Original topic: spark读取tidb,所有select出来的数据都在一个executor中,最后导致了oom
[TiDB Usage Environment] Production Environment / Testing / Poc
[TiDB Version] 6.0.0
[Reproduction Path] What operations were performed to cause the issue: Spark querying TiDB
[Encountered Issue: Problem Phenomenon and Impact]
When Spark reads TiDB, all the selected data is in one executor, which eventually leads to OOM. Is this an issue with TiDB itself?
[Resource Configuration]
[Attachment: Screenshot/Logs/Monitoring]
Regarding the issue of Spark reading methods, it is recommended to use TiDB’s TiSpark to read TiDB, which will achieve a more balanced reading capability. If Spark’s JDBC reading method does not specify a partition key (RDD distribution), it will read into a single executor.

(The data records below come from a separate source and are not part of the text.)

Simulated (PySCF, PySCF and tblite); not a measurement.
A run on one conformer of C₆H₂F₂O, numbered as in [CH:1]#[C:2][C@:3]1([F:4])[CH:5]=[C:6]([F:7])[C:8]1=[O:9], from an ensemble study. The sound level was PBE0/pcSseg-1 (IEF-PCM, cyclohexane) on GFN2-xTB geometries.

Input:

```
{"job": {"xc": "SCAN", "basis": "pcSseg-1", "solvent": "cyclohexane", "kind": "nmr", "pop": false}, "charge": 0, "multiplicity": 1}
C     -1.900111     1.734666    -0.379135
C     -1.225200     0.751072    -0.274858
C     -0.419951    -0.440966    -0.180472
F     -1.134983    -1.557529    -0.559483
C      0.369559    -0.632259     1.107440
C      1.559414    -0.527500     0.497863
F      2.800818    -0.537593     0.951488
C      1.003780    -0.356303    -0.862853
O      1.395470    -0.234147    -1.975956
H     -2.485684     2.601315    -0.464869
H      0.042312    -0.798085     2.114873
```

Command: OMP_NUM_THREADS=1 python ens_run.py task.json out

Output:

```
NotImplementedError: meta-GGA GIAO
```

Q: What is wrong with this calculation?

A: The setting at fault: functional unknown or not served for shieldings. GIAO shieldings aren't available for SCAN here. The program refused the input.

If a query returns a very large amount of data, it may cause Spark executor memory to be insufficient, triggering an OOM error. In this case, you need to optimize the query statement, refining the query conditions to the smallest range to reduce the amount of data returned.
You can refer to this for manual partitioning with JDBC: JDBC To Other Databases - Spark 3.5.1 Documentation
If the query involves a large amount of data, you can try optimizing the query conditions, such as adding indexes and using appropriate filtering conditions, to reduce the amount of data read.